Since that’s a possibility, two more questions logically come to mind: How much influence do these folks have over the president? And how much autonomy do they have to enact policy?     

I suspect that even most Democrats, at least in private, would admit that the Biden White House has sailed into turbulent waters lately and that the president does not always come across as captain of his own ship. If he does take his hand off the tiller from time to time, who grabs it — and does that person believe in their mind they know better than President Biden?     

No doubt, since the administration of George Washington, there always have been presidential staff members who believe themselves to be more intelligent and capable than the president himself. Leaving aside that usually delusional hubris, we come to the more pertinent fact: The American people elected said egotistical staff members to absolutely nothing.     

But, since that thought process apparently does play out within the West Wing from time to time, we have three relatively recent examples to ponder.

The first was when, on March 30, 1981, Ronald Reagan was shot in an assassination attempt. As Richard V. Allen, President Reagan’s national security adviser at the time, correctly recounted for The Washington Post on March 25, 2011: 

“Within hours of the shooting, as doctors struggled to save the president and reporters clamored for information, Secretary of State Alexander Haig repeatedly insisted — wrongly — that he was in charge of the federal government. 

“Constitutionally, gentlemen, you have the president, the vice president and the secretary of State, in that order, and should the president decide he wants to transfer the helm to the vice president, he will do so,” Haig explained to reporters in the White House press room, apparently forgetting that the House speaker and the Senate’s president pro tempore come before the secretary of State in the line of succession. And then, in a dozen words that would become famous, he said, ‘As of now, I am in control here, in the White House.’

“… That blurted declaration has become a classic Washington moment — and one that would end Haig’s own presidential suitability. A powerful Cabinet secretary had made a shocking mistake during a national crisis that demanded he display calm and command.”

Worse than that, Haig came across as a crazed “Dr. Strangelove” to a number of Americans during that surreal moment, and most likely petrified many of them.

Next on the list, we stay with the Reagan White House and cast our minds back to the feud between Chief of Staff Don Regan and first lady Nancy Reagan. To no one’s surprise, it was a battle easily won by a first lady who knew exactly how to protect her husband from overly ambitious staff. (In full disclosure, I worked in the Reagan White House during that time as a writer. While I was there, some thought that Regan believed himself to be either “co-president” or the country’s “prime minister.”) 

Before Nancy Reagan drove him from the White House, the beleaguered chief of staff tried to tell the news media that it was she who had too much power. Mrs. Reagan instantly shredded that charge with humor when, before an audience of publishers, she said with a laugh: “This morning I had planned to clear up the U.S.-Soviet differences on intermediate-range missiles, but then I decided to clear out Ronnie’s sock drawer instead.” Game, set, and goodbye Mr. Co-President. 

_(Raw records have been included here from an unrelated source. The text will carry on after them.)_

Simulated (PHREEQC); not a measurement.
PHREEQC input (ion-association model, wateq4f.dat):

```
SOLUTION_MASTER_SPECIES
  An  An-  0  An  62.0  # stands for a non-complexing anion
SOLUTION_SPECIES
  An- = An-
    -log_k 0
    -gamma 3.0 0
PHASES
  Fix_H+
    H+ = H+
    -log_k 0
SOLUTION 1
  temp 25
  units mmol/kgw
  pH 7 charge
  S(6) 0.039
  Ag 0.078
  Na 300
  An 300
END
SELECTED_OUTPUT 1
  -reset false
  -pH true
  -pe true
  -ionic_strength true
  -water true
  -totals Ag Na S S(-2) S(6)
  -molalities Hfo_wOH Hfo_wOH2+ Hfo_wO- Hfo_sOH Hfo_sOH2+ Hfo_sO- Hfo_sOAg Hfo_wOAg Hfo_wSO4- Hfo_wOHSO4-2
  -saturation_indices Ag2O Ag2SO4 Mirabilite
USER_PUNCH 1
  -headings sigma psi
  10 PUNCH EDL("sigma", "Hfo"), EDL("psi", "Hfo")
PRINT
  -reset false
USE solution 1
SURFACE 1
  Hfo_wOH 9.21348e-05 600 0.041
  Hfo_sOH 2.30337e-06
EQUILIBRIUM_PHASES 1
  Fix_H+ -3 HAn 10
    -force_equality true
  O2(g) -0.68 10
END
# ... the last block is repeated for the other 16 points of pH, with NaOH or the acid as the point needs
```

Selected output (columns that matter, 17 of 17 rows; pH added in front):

Last, we come to an anecdote from Bob Woodward’s 1996 bestselling-book recounting the election between President Bill Clinton and Sen. Bob Dole, titled “The Choice.” 

Although I am not unbiased — I worked for Dole, post-Senate, as his director of communications and got to know both Clinton and Woodward — I truly do believe the book captures some of the best political back-and-forth of all time.

And within that book, we learn that Clinton had his share of staffers or inner-circle types who seemingly believed they could do his job much better than he. Said Woodward: “Many of those close to him had rebelled and turned him in, providing the media with unflattering accounts of his decision making. … It was one thing for this advice to be given in private. It was quite another for it to appear in print, as these unflattering accounts and too many others had. In fact, the most severe and authoritative critique of his administration had often been provided not by his opponents or the Republicans. It had come from the inner circle, even his wife and vice president at times. Clinton told a friend he was paying a terrible price because of the frustration of others who had their own ideas about how to do his job. Who could he trust?”

Who could he trust, indeed? 

Conservative, libertarian, or not, I believe Clinton to be the most brilliant president in the modern era. And yet, even with his brain power and exceptional communication skills, he was still plagued by that illness born in the Washington White House: staff members and inner circle cronies who believe themselves to be smarter than the president and who can be prone to making unilateral decisions based upon that belief.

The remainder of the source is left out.